Thursday, October 30, 2003

With Cable TV at M.I.T., Who Needs Napster?

While listening to music through a television might seem odd, it is crucial to the M.I.T. plan. The quirk in the law that makes the system legal, Mr. Winstein said, has much to do with the difference between digital and analog technology. The advent of the digital age, with the possibility of perfect copies spread around the world with the click of a mouse, has spurred the entertainment industry to push for stronger restrictions on the distribution of digital works, and to be reluctant to license their recording catalogues to permit the distribution of music over the Internet.

Two students at the Massachusetts Institute of Technology have developed a system for sharing music within their campus community that they say can avoid the copyright battles that have pitted the music industry against many customers.

The students, Keith Winstein and Josh Mandel, drew the idea for their campus-wide network from a blend of libraries and from radio. Their effort, the Libraries Access to Music Project, which is backed by M.I.T. and financed by research money from the Microsoft Corporation, will provide music from some 3,500 CD's through a novel source: the university's cable television network.

A novel approach to serving up music on demand from one of the nation's leading technical institutions is only fitting, admirers of the project say. The music industry's woes started on college campuses, where fast Internet connections and a population of music lovers with time on their hands sparked a file-sharing revolution.

Mr. Winstein, a graduate student in electrical engineering and computer science, described the result as "a new kind of library."
"We certainly hope," he said, "that by having access to all this music immediately, on demand, any time you want, students would be less likely to break the law.'"

So the M.I.T. system, using the analog campus cable system, simply bypasses the Internet and digital distribution, and takes advantage of the relatively less-restrictive licensing that the industry makes available to radio stations and others for the analog transmission.

Although the M.I.T. music could still be recorded by students and shared on the Internet, Professor Abelson said that the situation would be no different from recording songs from conventional FM broadcasts. The system provides music quality that listeners say is not quite as good as a CD on a home stereo but is better than FM radio.

Mr. Winstein said that the equipment cost about $10,000, and the music, which was bought through a company that provides music on hard drives for the radio industry, for about $25,000. Mr. Winstein said they were making the software available to other colleges.

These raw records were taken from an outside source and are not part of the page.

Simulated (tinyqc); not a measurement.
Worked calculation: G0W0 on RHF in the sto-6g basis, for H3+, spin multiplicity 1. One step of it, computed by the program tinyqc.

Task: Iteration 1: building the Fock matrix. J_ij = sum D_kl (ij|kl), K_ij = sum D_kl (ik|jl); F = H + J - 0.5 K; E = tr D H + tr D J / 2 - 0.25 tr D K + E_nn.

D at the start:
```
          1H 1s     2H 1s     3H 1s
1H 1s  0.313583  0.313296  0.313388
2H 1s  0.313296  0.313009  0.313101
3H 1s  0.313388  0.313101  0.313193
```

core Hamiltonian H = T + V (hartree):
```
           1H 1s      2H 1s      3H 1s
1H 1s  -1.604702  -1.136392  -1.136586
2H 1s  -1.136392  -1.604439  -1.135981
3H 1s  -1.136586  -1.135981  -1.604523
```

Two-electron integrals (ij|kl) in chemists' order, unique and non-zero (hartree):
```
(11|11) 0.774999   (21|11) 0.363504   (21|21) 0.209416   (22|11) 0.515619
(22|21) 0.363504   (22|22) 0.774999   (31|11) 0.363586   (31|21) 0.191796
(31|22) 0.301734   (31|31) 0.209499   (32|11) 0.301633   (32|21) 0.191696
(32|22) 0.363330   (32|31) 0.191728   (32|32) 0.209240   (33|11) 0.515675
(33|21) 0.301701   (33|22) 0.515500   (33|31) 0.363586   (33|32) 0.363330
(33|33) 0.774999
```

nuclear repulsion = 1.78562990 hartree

Students have been using a test version for months, and Mr. Winstein said the system was still evolving. The prototype, for example, shows the name of the person who is programming whatever 80-minute block of music is playing. Mr. Winstein said he once received an e-mail message from a fellow student complimenting him on his choice of music (Antonin Dvorak's Symphony No. 8) and telling him "I'd like to get to know you better." She signed the note, "Sex depraved freshman."

Mr. Winstein, who has a girlfriend, politely declined the offer, and said he realized that he might need to add a feature that would let users control the system anonymously.